When we stayed home, my parents read the Sunday paper. Remember when people took all afternoon to read the Sunday paper? We played games, Monopoly, Parcheesi (not Frogger or Pac-Man), or we did puzzles. Remember puzzles?

Remember Sunday drives? I don't recall anything particularly outstanding about our Sunday drives. I guess that was what was so nice about them. They were just quiet, peaceful drives through the countryside. There wasn't much traffic. My friend was telling me about her family's Sunday drives. Her father would drive along and after an hour or two, her mother would announce it was time to be heading home. This was her father's cue to helplessly state that he was lost. All the little heads would come popping up from the back seat with a chorus of ''take a right, turn left,'' and he would allow them to pilot him home.

Remember visiting? When we went visiting on Sunday, relatives' houses mostly, my father would put on his suit, double-breasted, navy blue pin stripe, the only one I ever knew him to own. My mother would put on a good dress, not one of her everyday housedresses. Remember when mothers stayed home and wore housedresses?

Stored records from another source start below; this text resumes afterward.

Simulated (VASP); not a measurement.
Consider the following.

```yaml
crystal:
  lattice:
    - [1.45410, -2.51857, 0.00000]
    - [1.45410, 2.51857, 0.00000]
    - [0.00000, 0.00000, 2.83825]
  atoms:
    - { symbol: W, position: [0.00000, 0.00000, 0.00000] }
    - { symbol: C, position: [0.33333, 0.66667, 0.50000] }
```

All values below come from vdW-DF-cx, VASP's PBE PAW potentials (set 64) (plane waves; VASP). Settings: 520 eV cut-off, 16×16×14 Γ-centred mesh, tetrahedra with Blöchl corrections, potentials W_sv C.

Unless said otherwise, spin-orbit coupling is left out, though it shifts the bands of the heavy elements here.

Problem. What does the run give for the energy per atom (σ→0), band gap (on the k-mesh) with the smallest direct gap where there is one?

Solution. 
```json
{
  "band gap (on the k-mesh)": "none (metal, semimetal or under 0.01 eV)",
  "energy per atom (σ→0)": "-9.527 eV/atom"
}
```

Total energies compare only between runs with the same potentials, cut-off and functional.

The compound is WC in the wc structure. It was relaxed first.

We'd all pile into the Model A. Remember Model A's? Even though it was the mid-'50s, we had a Model A. My father, being a true Yankee, couldn't see any reason for replacing something if it still worked. After all, the Model A got us where we wanted to go and home again, didn't it? The seat covers always scratched my legs. That was before little girls wore slacks when they went visiting. Remember scratchy seat covers and little girls in dresses and ankle socks?

Anyway, we'd all pile into the Model A and head for Aunt Evelyn's, or Aunt Helen's or Aunt Mabel's. Remember when aunts had names like that? The ride to Aunt Mabel's was the best. There weren't any expressways then. Remember when there weren't any expressways? We took back roads. One time my mother said there must be 40 right-hand turns between our house and Aunt Mabel's. Well, that did it. From then on we would count the right-hand turns, the left-hand turns, and anything else we could think of. Remember counting things on a car trip instead of listening to the radio?

Oh yes, do you remember Sunday dinner? Do you remember going visiting? Do you remember Sunday afternoons when there wasn't much to do because everything was closed?